They represent a favour to Tony Blair, except that, it seems, Bush would die rather than say so. The Prime Minister might well feel aggrieved that they have not been offered in a way that allows him to make capital from them. Blair might well have winced to hear Bush say yesterday that their relationship was not one of “quid pro quo”, given the price he paid at the election for supporting the US in Iraq.
The US tone in the run-up to Gleneagles has been stubborn. It may yet concede ground. But it will be hard for Blair to extract something that looks like a resounding success from the summit, which he has anointed the crowning event of his year.
That is not to say there will be no deal. After marathon talks between G8 officials this weekend, it looked as though the countries may manage by the end of Friday to agree something on climate change which is not vacuous.
That should not be mocked, however slight what emerges. Almost anything counts as an achievement. This is a more difficult problem for all of them to tackle than African debt — particularly for the US.
It is more expensive. But unlike African debt, it is not just an issue of what money countries are prepared to give. It is politically troublesome, because curbing carbon emissions demands changes in energy production, in use of cars and in taxes which will be contentious and unpopular.
Bush is routinely pilloried in Europe for having refused to sign the Kyoto Protocol setting targets for carbon reduction. This is unfair, and a caricature.
We are all the better for the vigour with which the US economy has been running. We would be poorer if it slowed down. Bush is entirely justified in pointing out that if the US was forced to cut emissions as quickly as Kyoto demanded, its economy would suffer. Much of Europe, after all, found it easy to comply with Kyoto because of the slump in the use of coal, and the rise of gas. The US, with its huge dependence on road transport, was never going to find it easy.
Critics in Europe often seem wilfully blind to the sheer size of the US, and the inevitable reliance of its commerce on the network of highways. It is easier and more amusing, they find, to sketch it as a nation of people too fat and lazy to walk, ferrying obese children around in sports utility vehicles.
That is not to say that the US Government could not do a lot more to change its citizens’ collective behaviour. But the suggestions about improving the efficiency of transport and power stations that Bush has made are not empty. They also show that the Bush Administration is seriously thinking about the issue. That marks a big change from a year ago. It suggests Washington has become convinced that some contribution to the problem is in its own interest — and perhaps even feasible.
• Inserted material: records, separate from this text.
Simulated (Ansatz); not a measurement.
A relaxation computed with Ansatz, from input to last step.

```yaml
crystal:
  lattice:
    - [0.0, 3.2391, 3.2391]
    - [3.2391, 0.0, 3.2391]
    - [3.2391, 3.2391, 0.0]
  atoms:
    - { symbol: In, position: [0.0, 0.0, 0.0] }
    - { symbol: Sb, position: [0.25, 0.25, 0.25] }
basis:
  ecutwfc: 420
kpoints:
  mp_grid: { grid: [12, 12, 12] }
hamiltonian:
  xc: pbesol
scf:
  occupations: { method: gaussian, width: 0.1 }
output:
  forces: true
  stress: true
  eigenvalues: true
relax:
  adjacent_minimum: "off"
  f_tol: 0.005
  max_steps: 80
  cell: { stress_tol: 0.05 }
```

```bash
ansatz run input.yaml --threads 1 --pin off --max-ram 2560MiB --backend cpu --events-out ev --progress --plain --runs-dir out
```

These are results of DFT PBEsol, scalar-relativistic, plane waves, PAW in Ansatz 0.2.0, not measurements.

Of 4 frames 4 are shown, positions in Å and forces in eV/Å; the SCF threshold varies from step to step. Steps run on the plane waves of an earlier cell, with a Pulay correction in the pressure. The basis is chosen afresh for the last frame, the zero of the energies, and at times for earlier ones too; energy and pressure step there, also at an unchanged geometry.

This is a more dramatic change than the US’s participation in African debt relief, where it has long agreed on the aims, just not the means.
Bush is right to want to find a way of taking part in action on climate change that does not damage the US economy. The world should be grateful.
But Blair could be forgiven some pique that Bush’s determination to fight his own corner means he will not give the Prime Minister any credit for any concessions he might eventually make.